Forsberg considers McCandless the prime suspect. He believes McCandless blundered upon the cabins after arriving at the bus during the first week of May, flew into a rage over the intrusion of civilization on his precious wilderness experience, and systematically wrecked the buildings. This theory fails to explain, however, why McCandless didn’t, then, also trash the bus.

Carwile also suspects McCandless. “It’s just intuition,” he explains, “but I get the feeling he was the kind of guy who might want to ‘set the wilderness free.’ Destroying the cabins would be a way of doing that. Or maybe it was his intense dislike of the government: He saw the sign on the Park Service cabin identifying it as such, assumed all three cabins were government property, and decided to strike a blow against Big Brother. That certainly seems within the realm of possibility.”

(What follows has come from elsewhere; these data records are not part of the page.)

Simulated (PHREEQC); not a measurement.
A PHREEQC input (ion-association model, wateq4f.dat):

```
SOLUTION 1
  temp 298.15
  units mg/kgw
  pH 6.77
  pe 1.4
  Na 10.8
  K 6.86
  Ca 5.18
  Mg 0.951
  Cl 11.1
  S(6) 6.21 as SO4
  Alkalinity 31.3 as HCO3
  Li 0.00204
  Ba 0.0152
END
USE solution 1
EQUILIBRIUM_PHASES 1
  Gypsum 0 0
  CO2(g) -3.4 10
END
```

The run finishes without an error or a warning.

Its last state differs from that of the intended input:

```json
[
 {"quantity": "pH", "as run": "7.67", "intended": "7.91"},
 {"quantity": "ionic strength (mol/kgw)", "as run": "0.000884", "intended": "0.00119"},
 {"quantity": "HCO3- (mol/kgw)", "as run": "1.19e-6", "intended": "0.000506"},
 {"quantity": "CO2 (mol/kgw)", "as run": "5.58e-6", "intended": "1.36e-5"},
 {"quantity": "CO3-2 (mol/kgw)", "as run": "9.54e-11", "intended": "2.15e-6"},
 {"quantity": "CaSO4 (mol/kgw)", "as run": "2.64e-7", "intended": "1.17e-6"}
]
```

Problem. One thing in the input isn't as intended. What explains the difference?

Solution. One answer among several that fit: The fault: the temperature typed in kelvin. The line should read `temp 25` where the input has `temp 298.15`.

The authorities, for their part, don’t think McCandless was the vandal. “We really hit a blank on who might have done it,” says Ken Kehrer, chief ranger for Denali National Park. “But Chris McCandless isn’t considered a suspect by the National Park Service.” In fact, there is nothing in McCandless’s journal or photographs to suggest he went anywhere near the cabins. When McCandless ventured beyond the bus in early May, his pictures show that he headed north, downstream along the Sushana, the opposite direction of the cabins. And even if he had somehow chanced upon them, it’s difficult to imagine him destroying the buildings without boasting of the deed in his diary.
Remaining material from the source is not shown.